A publication titled- Forgiveness: Letting go of grudges and bitterness from mayoclinic.org discusses letting go at length. One helpful highlight addresses what happens if you find yourself struggling to forgive someone:

If you find yourself stuck:

  • Practice empathy. Try seeing the situation from the other person’s point of view.
  • Ask yourself why he or she would behave in such a way. Perhaps you would have reacted similarly if you faced the same situation.
  • Reflect on times you’ve hurt others and on those who’ve forgiven you.
  • Write in a journal, pray, or use guided meditation — or talk with a person you’ve found to be wise and compassionate, such as a spiritual leader, a mental health provider, or an impartial loved one or friend.
  • Be aware that forgiveness is a process, and even small hurts may need to be revisited and forgiven over and over again”

(Source: mayoclinic.org)

There are many more studies out there like this one, you don’t have to look very far at all on Google.

The ill-effects of carrying around bad vibes and sprinkling negativity all over the place don’t sound like much fun at all.

Do you know what does sound like fun?

Letting shit go and simply enjoying life.

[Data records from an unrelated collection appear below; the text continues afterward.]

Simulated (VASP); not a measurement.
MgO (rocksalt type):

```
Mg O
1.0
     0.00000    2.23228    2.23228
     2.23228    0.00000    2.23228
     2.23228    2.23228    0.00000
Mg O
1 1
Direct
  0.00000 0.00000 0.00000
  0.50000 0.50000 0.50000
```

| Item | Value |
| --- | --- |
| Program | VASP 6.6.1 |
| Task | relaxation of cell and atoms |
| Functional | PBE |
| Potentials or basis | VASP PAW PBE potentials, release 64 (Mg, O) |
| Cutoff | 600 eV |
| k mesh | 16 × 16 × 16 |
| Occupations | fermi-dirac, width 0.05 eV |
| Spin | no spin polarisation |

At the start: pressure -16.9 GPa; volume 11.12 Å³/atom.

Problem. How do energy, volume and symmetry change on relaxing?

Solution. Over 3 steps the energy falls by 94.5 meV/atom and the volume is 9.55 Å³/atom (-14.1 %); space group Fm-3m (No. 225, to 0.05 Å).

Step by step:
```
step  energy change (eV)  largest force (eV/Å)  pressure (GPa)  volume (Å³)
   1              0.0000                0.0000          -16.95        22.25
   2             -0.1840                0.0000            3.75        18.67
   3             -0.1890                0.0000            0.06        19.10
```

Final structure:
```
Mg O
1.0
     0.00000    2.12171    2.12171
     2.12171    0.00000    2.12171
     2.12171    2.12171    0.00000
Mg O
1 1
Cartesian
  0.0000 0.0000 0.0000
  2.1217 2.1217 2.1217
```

Free your soul, because harboring negativity will not solve anything.

Life happens, shit happens, people come and go.

In the grand scheme of things, most of what is bothering you won’t really matter one day.

Don’t let it tear you down.

If you notice negative feelings surfacing- Pause. Take a deep breath, observe these feelings, be with them for a moment, take notice where they may be coming from, and then LET THAT SHIT GO.